From Nov. 18 to Nov. 30, the group traveled through India with Where There Be Dragons, a company that offers cultural immersion programs for small groups of students and adults in Asia, Africa and Latin America.

After a layover in Guangzhou, China, the group began their journey in Delhi.  Twelve students — one student joined the trip later — and two staff advisers kicked off their experience by adventuring through the 400-year-old Chandni Chowk market and shopping for clothes at Fab India, a chain store retailing garments, furnishings, fabrics and ethnic products handmade by craftspeople across rural India. They ended their time in Delhi with a South Indian dinner and prepared for their morning flight to Jodhpur.

“Even with the non-stop travel, the girls have been extremely engaged,” group instructor Debi Goldman wrote on the group’s online Yak Board. “[They have been] pushing themselves to fight the jetlag and grab onto every moment of their adventure!”

Photo credit: Leila Mirdamadi ’20
Children play traditional Indian musical instruments outside of a monument.

Junior Dylan Marmur said the group wanted to make a difference where they were volunteering as much as they could, but their guides told them to adjust their attitudes.

“I think what surprised me was that one guides said to me that no matter how hard you try, you aren’t going to make a difference, and you need to know that. None of you should be going in there with the attitude that you’re saving these kids,” Marmur said. “All you can do is try and bring a smile to their face[s], but their lives went on before you and they will go on after you.”

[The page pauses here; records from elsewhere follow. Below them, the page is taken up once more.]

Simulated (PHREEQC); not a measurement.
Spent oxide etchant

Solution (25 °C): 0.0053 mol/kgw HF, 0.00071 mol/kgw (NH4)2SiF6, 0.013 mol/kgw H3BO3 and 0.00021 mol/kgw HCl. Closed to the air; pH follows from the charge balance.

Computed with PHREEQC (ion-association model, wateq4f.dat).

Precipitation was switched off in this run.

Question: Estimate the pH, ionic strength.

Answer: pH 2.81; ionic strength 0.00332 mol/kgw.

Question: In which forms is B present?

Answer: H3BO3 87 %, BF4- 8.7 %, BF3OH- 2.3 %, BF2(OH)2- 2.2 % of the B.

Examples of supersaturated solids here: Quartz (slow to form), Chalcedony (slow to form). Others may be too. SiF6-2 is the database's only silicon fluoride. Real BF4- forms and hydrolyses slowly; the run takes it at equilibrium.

When the group arrived in Jodhpur, they began by visiting various women’s empowerment centers, such as the Sambhali Trust and Abhala Empower Center. At the shelters, local women and children are taught academics, hygiene, politics, geography, self-esteem and more. The Archer girls were able to assist the centers with administrative work and spend time with the women and children there.

“At Sambhali Trust…I was wearing a ring and a girl I was with, named Sarim, was three days older than me. She complimented my ring and I complimented hers, and then she asked me, ‘So when did you get engaged?’” Marmur said. “In that moment, I realized how lucky I was to have such an elongated childhood…because she was only three days older than me and had gotten engaged the day before. It was really crazy to me.”

Photo credit: Dylan Marmur ’20
Archer students Isabella Silvers ’20 and Esha Sankhala ’20 walk with one of the children from Vatsalya.

The students faced situations that they had only ever read about and experienced many new cultural norms.

“One of the women was only 16 and was married and had a child,” junior Faith Hernandez said. “We had read about this cultural norm, but meeting someone who lived it was what made it feel real.”

After spending time at the women’s empowerment centers, the group arrived at Vatsalya, a school and orphanage that Archer has partnered with for the past two years. Here, the students helped the school prepare for their annual fundraiser and learned more about Indian culture. Students said that they were able to connect with the children, regardless of cultural and language barriers.

“I loved the smiles, the laughter and the overall happiness of the children,” junior Leila Mirdamadi said. “There will always be a language barrier between us but we knew that through a simple exchanged smile, we were able to connect nonetheless.”

Across the world, everyday life looked very different to these Archer students and shifted their perspectives. 

“One day we were all waiting in a bus that was parked in front of our hotel. These women came up to the windows and started knocking on them. They were holding babies and asking for money. We later learned that these women are most likely victims of human trafficking and their leaders are sending them out into the city to get money from tourists and people in the city,” junior Ariana Golpa said. “I have never experienced anything like this. People on the other side of the world are going through the unimaginable. We don’t even realize how privileged we are.”